In March, Romanian authorities have agreed on a 19.95 bln euro package of funding, 12.95 bln euros from International Monetary Fund, 5 bln euros from European Commission, 1 bln euros from World Bank and another one billion euros from European Bank for Reconstruction and Development, European Investment Bank and International Finance Corporation.

Under the agreement, IMF imposed certain quarterly targets to be met by Romania, which will be reviewed by IMF missions on a regular basis. The mission, due to arrive at end-July will review midyear economic performances, and given the conclusions of the review, the Fund will disburse the second tranche of around 1.9 billion euros. If the review turns positive, the second tranche of the loan will be disbursed to Romania on September 15.

Under the agreement, Romanian authorities should bring the deficits within quarterly target ranges, so that it doesn’t exceed 24.3 billion lei at year-end. For the first quarter, the deficit target is 8.3 billion lei, for second quarter – 14.5 billion lei, and for the end of third quarter – 18.6 billion lei.

The Ministry of Finances, Ministry of Labor and other institutions will send IMF information that a private-company monitoring system is enforced until IMF’s first assessment in Romania, due in July-August.

Under the terms of the IMF agreement, the regulatory framework of the financial market must be changed, so as to give NBR the authority to request capital increases to banks and to cap profit distribution.

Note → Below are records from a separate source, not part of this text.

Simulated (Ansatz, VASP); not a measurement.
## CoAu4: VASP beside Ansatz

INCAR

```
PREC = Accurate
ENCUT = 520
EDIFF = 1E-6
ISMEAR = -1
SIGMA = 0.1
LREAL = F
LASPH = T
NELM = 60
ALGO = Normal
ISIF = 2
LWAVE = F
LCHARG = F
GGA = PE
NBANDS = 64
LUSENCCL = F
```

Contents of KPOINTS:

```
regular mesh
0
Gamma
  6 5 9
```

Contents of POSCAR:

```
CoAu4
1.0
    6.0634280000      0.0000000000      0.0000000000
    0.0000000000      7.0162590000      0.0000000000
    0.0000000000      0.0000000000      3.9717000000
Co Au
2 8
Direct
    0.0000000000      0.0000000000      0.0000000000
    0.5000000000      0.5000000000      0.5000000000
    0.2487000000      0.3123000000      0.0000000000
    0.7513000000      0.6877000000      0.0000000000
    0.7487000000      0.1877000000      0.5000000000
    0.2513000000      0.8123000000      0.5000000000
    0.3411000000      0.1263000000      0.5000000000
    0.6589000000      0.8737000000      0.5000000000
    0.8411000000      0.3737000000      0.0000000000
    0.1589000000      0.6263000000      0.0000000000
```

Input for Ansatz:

The contraction of Romania’s war chest by more than 2 billion euros “in 30 days’ time” during IMF arrangement compels local authorities to consult the Fund’s specialists. NBR is due to consult IMF if inflation exceeds quarterly targets by more than 1%. For the end of this month, inflation target is 6.4%, and it is less probable that it will not be met, considering that at end-May, the annual inflation rate dropped to 5.95%.